In [5]:
my_variable = "Hello World"
print(my_variable)


Hello World


In [3]:
print(my_variable)

Hello World


Basic testing using already existing model

In [17]:
from transformers import pipeline

# Load a pre-trained sentiment analysis model
classifier = pipeline("sentiment-analysis")

# Test with a review
review = "The movie was not ok."
result = classifier(review)

print(result)  


No model was supplied, defaulted to distilbert/distilbert-base-uncased-finetuned-sst-2-english and revision 714eb0f (https://huggingface.co/distilbert/distilbert-base-uncased-finetuned-sst-2-english).
Using a pipeline without specifying a model name and revision in production is not recommended.
Device set to use cpu


[{'label': 'NEGATIVE', 'score': 0.9997368454933167}]


In [5]:
from transformers import AutoTokenizer, AutoModelForSequenceClassification

model_name = "bert-base-uncased"  # Pre-trained BERT model
num_labels = 3  # Positive, Neutral, Negative

tokenizer = AutoTokenizer.from_pretrained(model_name)
model = AutoModelForSequenceClassification.from_pretrained(model_name, num_labels=num_labels)

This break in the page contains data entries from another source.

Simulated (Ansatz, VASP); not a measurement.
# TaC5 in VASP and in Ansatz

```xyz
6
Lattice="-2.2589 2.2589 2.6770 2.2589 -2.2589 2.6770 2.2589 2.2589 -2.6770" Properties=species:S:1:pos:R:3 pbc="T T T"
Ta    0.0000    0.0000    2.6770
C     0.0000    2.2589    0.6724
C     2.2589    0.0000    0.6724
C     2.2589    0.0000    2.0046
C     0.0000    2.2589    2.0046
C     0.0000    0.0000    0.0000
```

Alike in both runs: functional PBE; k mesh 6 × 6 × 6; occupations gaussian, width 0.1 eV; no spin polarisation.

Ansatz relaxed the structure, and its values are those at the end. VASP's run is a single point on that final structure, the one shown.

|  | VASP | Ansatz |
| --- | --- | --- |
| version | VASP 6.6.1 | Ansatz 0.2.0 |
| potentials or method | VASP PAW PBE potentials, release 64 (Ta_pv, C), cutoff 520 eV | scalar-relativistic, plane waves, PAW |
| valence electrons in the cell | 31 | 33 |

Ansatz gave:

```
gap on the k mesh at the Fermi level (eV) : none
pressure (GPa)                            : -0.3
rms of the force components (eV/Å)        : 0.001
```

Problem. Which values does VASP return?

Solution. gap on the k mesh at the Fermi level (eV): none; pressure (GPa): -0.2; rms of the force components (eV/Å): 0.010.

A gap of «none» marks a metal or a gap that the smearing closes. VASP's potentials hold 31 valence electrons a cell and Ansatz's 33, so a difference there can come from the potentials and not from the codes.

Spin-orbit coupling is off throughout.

Some weights of BertForSequenceClassification were not initialized from the model checkpoint at bert-base-uncased and are newly initialized: ['classifier.bias', 'classifier.weight']
You should probably TRAIN this model on a down-stream task to be able to use it for predictions and inference.


In [6]:
# Define your dataset (movie reviews + labels)
movie_reviews = [
    "This movie was absolutely wonderful.",  # Positive
    "I really loved the film!",  # Positive
    "The movie was alright.",  # Neutral
    "I didn't enjoy the film that much.",  # Negative
    "This movie was not to my taste."  # Negative
]

labels = [2, 2, 1, 0, 0]  # Map labels: Negative=0, Neutral=1, Positive=2

# Tokenize the dataset
inputs = tokenizer(movie_reviews, padding=True, truncation=True, return_tensors="pt")


In [7]:
from transformers import Trainer, TrainingArguments
import torch
from torch.utils.data import Dataset

class MovieReviewDataset(Dataset):
    def __init__(self, encodings, labels):
        self.encodings = encodings
        self.labels = labels

    def __len__(self):
        return len(self.labels)

    def __getitem__(self, idx):
        item = {key: torch.tensor(val[idx]) for key, val in self.encodings.items()}
        item["labels"] = torch.tensor(self.labels[idx])
        return item

dataset = MovieReviewDataset(inputs, labels)

# Define training arguments
training_args = TrainingArguments(
    output_dir="./results",
    per_device_train_batch_size=4,
    num_train_epochs=3,
    logging_dir="./logs",
)

trainer = Trainer(
    model=model,
    args=training_args,
    train_dataset=dataset,
)

# Train the model
trainer.train()


100%|██████████| 6/6 [00:55<00:00,  9.19s/it]


{'train_runtime': 55.0357, 'train_samples_per_second': 0.273, 'train_steps_per_second': 0.109, 'train_loss': 1.0507909456888835, 'epoch': 3.0}


TrainOutput(global_step=6, training_loss=1.0507909456888835, metrics={'train_runtime': 55.0357, 'train_samples_per_second': 0.273, 'train_steps_per_second': 0.109, 'total_flos': 92500810920.0, 'train_loss': 1.0507909456888835, 'epoch': 3.0})

The following does not appear to work as desired as the model seems to always predict postive, more tinkering is required.  It can predict not positive options with drastic inputs like "bad" or direct inputs from the training like "I didn't enjoy the film that much".  Not sure if this is an issue with set up or evidence that more training is needed.  

Upon further testing the model appears to be very different every time with different results being favoured.  Could suggest it just requires further training.

In [13]:
new_review = ["I really loved the film!"]

# Tokenize new review
new_inputs = tokenizer(new_review, padding=True, truncation=True, return_tensors="pt")

# Predict
outputs = model(**new_inputs)
predicted_class = torch.argmax(outputs.logits, dim=1).item()

# Label mapping
label_map = {0: "Negative", 1: "Neutral", 2: "Positive"}
print(f"Predicted Sentiment: {label_map[predicted_class]}")


Predicted Sentiment: Negative